Founder, Relearning the Nautch (RTN)
Relearning the Nautch began as a research question: how are art forms transformed when history determines which bodies are deemed respectable and which are marginalized? Nirav Sachan is a humanities student and Kathak practitioner whose engagement with dance extends beyond technique into historical, social, and performative analysis. Through this work, he became aware that Kathak, like many South Asian performance traditions, has a fragmented history shaped by colonial regulation, moral reform movements, selective memory, and institutional silences. The nautch was not merely renamed or refined; its pedagogy, practitioners, and embodied knowledge were systematically re-scripted.
RTN emerged to investigate what was lost, altered, or excluded in the construction of “classical” respectability. The initiative combines archival research, oral histories, legislative documentation, and practitioner testimonies to critically examine these transformations. It functions as a learning platform at the intersection of history, performance studies, anthropology, and lived practice, prioritizing analytical rigor over nostalgia.

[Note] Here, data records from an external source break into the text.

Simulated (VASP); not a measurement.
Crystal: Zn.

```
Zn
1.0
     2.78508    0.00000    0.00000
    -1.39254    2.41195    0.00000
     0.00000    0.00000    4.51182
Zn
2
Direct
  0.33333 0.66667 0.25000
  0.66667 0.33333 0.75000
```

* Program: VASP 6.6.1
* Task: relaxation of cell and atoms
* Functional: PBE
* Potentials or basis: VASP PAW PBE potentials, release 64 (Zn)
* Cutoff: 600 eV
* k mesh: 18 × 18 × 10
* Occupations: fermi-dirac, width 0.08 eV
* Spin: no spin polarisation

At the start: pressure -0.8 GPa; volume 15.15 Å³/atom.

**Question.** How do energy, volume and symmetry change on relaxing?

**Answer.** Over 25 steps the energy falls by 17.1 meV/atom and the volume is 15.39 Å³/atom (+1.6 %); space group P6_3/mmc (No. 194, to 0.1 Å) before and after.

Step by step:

As founder, Nirav curates cross-boundary dialogues: between dancers and scholars, archives and embodied practice, and institutional histories and informal performance worlds. The project documents performance economies, pedagogy, labor, gender, caste, and migration, and hosts reflective interviews that foreground both historical and contemporary experience. His research interests focus on memory, identity, counter-canon formation, and performance as a form of knowledge.
RTN is student-led, non-commercial, and deliberately methodical. It is designed to document before asserting authority, listen before interpreting, and contribute to scholarly discourse while remaining open-ended. The project is not an endpoint but a continually evolving archive and dialogue that interrogates how art survives regulation, how bodies retain knowledge institutions overlook, and how learning itself can function as ethical inquiry.